Most of these lessons can be reduced to just one: be alert to what’s going on around you with regard to the supply/demand balance for investable funds and the eagerness to spend them.

The formula for error is simple, but the ways it appears are infinite. The usual ingredients:

  • Data or calculation error in the analytical process leads to an incorrect appraisal of value.
  • The full range of possibilities or their consequences is underestimated.
  • Greed, fear, envy, ego, suspension of disbelief, conformity or capitulation, or some combination of these, moves to an extreme.
  • As a result, either risk-taking or risk avoidance becomes excessive.
  • Prices diverge significantly from value.
  • Investors fail to notice this divergence, and perhaps contribute to its furtherance.

When there’s nothing particularly clever to do, the potential pitfall lies in insisting on being clever.

Adding Value

Only skill can be counted on to add more in propitious environments than it costs in hostile ones.

The formula for explaining portfolio performance (y) is as follows:
y = 𝛂+𝛃x

Here x is the return of the market. The market-related return of the portfolio is equal to its beta times the market return, and alpha (skill-related return) is added to arrive at the total return.

Risk-adjusted return holds the key, even though – since risk other than volatility can’t be quantified – it is best assessed judgmentally, not calculated scientifically.

Investors who lack skill simply earn the return of the market and the dictates of their style.

The performance of investors who add value is asymmetrical. The percentage of the market’s gain they capture is higher than the percentage of loss they suffer.

Asymmetry – better performance on the upside than on the downside relative to what your style alone would produce – should be every investor’s goal.

Reasonable Expectations

Every investment effort should begin with a statement of what you’re trying to accomplish. The key questions are…

  • What your return goal is
  • How much risk you can tolerate
  • How much liquidity you’re likely to require in the interim.

Pulling It All Together

The best foundation for a successful investment – or a successful investment career – is value. You must have a good idea of what the thing you’re considering buying is worth. There are many components to this and many ways to look at it.
To oversimplify:

  • There’s cash on the books and the value of the tangible assets; 
  • The ability of the company or asset to generate cash;
  • And the potential for these things to increase.

To achieve superior investment results, your insight into value has to be superior.
Thus you must:

  • Learn things others don’t;
  • See things differently;
  • Or do a better job at analyzing them – ideally, all three.

The relationship between price and value holds the ultimate key to investment success. Buying below value is the most dependable route to profit.

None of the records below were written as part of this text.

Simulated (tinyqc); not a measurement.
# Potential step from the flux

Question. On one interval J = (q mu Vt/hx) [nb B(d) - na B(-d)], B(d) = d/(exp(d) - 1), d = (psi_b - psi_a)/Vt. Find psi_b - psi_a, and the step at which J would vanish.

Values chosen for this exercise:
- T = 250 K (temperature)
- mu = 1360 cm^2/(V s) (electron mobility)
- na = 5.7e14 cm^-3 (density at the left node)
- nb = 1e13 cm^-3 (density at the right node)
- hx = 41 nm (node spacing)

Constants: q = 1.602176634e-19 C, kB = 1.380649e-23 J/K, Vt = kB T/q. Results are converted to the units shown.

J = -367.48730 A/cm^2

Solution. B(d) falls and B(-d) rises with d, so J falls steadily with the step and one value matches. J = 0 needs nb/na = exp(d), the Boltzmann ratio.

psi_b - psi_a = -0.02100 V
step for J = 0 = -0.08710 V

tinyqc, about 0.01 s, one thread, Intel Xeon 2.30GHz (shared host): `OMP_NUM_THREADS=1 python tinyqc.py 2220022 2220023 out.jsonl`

The power of psychological influences must never be underestimated. Greed, fear, suspension of disbelief, conformism, envy, ego and capitulation are all part of human nature, and their ability to compel action is profound, especially when they’re at extremes and shared by the herd.

Buying based on strong value, low price relative to value, and depressed general psychology is likely to provide the best results. Even then, however, things can go against us for a long time before turning as we think they should.
“Being too far ahead of your time is indistinguishable from being wrong.”

Most investors are simplistic, and preoccupied with the chance for return. Some gain further insight and learn that it’s as important to understand risk as it is return. But it’s the rare investor who achieves the sophistication required to appreciate correlation, a key element in controlling the riskiness of an overall portfolio.

Diversification is effective only if portfolio holdings can be counted on to respond differently to a given development in the environment.

Risk control is about not doing the wrong thing.

An investor can obtain margin for error by:

  • Insisting on tangible lasting value in the here and now; 
  • Buying only when price is well below value; 
  • Eschewing leverage; 
  • And diversifying.

The more micro your focus, the greater the likelihood you can learn things others don’t.

What it takes to deal with uncertainty: 

  • A feeling for the things that can happen, 
  • The relative likelihood of each, 
  • And whether an asset’s price (and thus the potential for gains from that price) provides adequate potential reward for bearing the uncertainty that is present.